Segmentation Fault after rebooting

Hi there,

I’ve spent the last couple of days installing Fedora 13 and CUDA on my new 4 x C2070 machine, and yesterday I was quite excited that everything seemed to finally be working.

But today, when I fired up the PC, I get a Segmentation Fault when I run the SDK sample functions.

What I did the last couple of days was:

Install Fedora 13

Install developement driver from the nvidia homepage

Install CUDA Toolkit

Install GPU computing SDK

Compiling SDK programs from “C” directory (required the installation of some packages and some use of ldconfig)

Run SDK programs - they all worked

Install Matlab 2010b

Run Matlab 2010b CUDA tests (it worked out of the box)

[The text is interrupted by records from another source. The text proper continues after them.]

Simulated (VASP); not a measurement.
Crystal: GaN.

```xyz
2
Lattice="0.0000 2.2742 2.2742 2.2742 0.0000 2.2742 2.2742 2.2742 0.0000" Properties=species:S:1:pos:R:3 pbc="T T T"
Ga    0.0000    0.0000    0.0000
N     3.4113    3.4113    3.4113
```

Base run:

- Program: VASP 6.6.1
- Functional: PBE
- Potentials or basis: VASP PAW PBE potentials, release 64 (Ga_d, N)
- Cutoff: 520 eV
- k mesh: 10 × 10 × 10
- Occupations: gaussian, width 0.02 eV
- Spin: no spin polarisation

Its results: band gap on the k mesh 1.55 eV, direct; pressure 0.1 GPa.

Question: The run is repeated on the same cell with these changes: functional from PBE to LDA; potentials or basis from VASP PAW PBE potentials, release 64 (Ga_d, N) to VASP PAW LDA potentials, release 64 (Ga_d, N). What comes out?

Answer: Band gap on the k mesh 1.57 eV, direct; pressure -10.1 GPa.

Install free version of CULA

Run CULA examples

Install Intel Parallel Studio XE

Compile MAGMA with Intel compilers

Run MAGMA test programs (seemed to work out of the box)

Now today I:

Start up my computer

Try to run MAGMA tests - I get a Segmentation Fault

Go back to CUDA SDK and run some of the samples in “C” - Segmentation Fault

Recompile the samples of the “C” folder in the SDK - this seems to work

Run the recompiled files - still Segmentation Fault

Except the “deviceQuery” program which correctly returns my 4 Tesla C2070 cards.

I’m guessing that the problem is allocating memory on the tesla card, as matrixMul returns:

Device 0: "Tesla C2070" with Compute 2.0 capability

Using Matrix Sizes: A(640 x 960), B(640 x 640), C(640 x 960)

Segmentation fault (core dumped)

I’ve checked that /usr/local/cuda/bin is in $PATH and that /usr/local/cuda/lib64 and /usr/local/cuda/lib are in LD_LIBRARY_PATH.

Most likely I’m just being stupid, but I can’t figure out which setting I’ve forgotten.

Any suggestion as to what I’m missing?

Sincerely,

Christian Fisker

Ok, going through matrixMul, the seg. fault appears in the lines:

cutilSafeCall(cudaMalloc((void**) &d_A, mem_size_A));

    cutilSafeCall(cudaMalloc((void**) &d_B, mem_size_B));

Any reasons these lines should give a problem because I rebooted the system?

I checked the driver version again - seems correct.

cat /proc/driver/nvidia/version

NVRM version: NVIDIA UNIX x86_64 Kernel Module  270.41.19  Mon May 16 23:32:08 PDT 2011

GCC version:  gcc version 4.4.5 20101112 (Red Hat 4.4.5-2) (GCC)

Any help would be appreciated!

Sincerely,

Christian Fisker

After reading some earlier posts, in matrixMul I changed the line

cutilSafeCall(cudaGetDevice(&devID));

to

cutilSafeCall(cudaSetDevice(1));

Forcing the code to run on Device 1 in stead of Device 0. Now matrixMul runs fine.

I assume this is because I use Device 0 with a monitor. Somehow, the programs must have been using another Device yesterday.

Next, to find out if there is a way to make “cudaGetDevice” ignore devices with a monitor connected. Or at least make it choose the card with a monitor last.

/Christian